Homeowners Discover Gold Coins Worth $290,000 During Kitchen Renovation

Homeowners Discover Gold Coins Worth $290,000 During Kitchen Renovation
Spink of London

Homeowners are often surprised by the hidden costs that can surface during home renovation projects. But for one lucky English couple, ripping out their kitchen flooring revealed an unexpected bounty instead.

In July of 2019, an unidentified couple living in Ellerby, a small village in North Yorkshire, embarked upon what they assumed would be a standard kitchen remodel of their 18th-century home. However, buried beneath the floorboards and concrete slab was a salt-glazed earthenware vessel — roughly the size of a soda can — filled with more than 260 gold coins dated from 1610 to 1727.

Now referred to as the “Ellerby Area Hoard,” the gold coins harken from the reigns of James I through that of King George I. And while these treasures are worth between 50 pounds and 100 pounds each at face value, the lot is expected to fetch at least a quarter of a million pounds (nearly $290,000) when they are put up for auction by Spink of London on October 7, due in no small part to the archeological significance of the find.

Spink of London

Per a press release shared with Nice News, research conducted by Spink reveals that the stash was presumably accumulated by Joseph and Sarah Fernley-Maisters, who were married in 1694. They died in 1725 and 1745, respectively. The couple belonged to a prominent family that made its fortune in iron ore, timber, and coal, with several family members ensconced in Parliament in the early 1700s.
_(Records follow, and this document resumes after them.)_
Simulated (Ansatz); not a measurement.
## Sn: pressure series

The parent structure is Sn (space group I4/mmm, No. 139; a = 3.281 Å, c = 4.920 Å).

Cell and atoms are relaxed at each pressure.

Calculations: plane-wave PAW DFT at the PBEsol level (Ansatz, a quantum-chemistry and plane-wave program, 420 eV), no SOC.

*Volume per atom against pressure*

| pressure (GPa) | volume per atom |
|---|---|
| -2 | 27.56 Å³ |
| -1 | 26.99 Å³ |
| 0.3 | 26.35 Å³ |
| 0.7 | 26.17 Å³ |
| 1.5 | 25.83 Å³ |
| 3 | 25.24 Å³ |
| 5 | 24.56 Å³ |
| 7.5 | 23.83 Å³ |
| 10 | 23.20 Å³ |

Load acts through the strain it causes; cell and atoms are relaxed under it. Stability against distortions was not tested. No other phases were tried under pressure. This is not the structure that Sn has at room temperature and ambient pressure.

Spink auctioneer Gregory Edmund said the hoard is “unlike any find in British archaeology or like any coin auction in living memory,” according to the release.

Spink of London

Given that the most recent coin in the stash was dated 1727, the hoard was 292 years old at the time of its discovery. Only one coin will be turned over to a museum, while the rest will be up for auction. (“A coroner officially adjudicated that the cache of coins should be disclaimed because they were less than 300 years old at point of deposition,” the release explains.)

“It is a wonderful and truly unexpected discovery from so unassuming a find location,” Edmund said. “It is an enormous privilege to share in this wonderful find and explore this hoard for the benefit of future generations, as well as wield the gavel for the many lucky bidders who will join me on Friday 7 October!”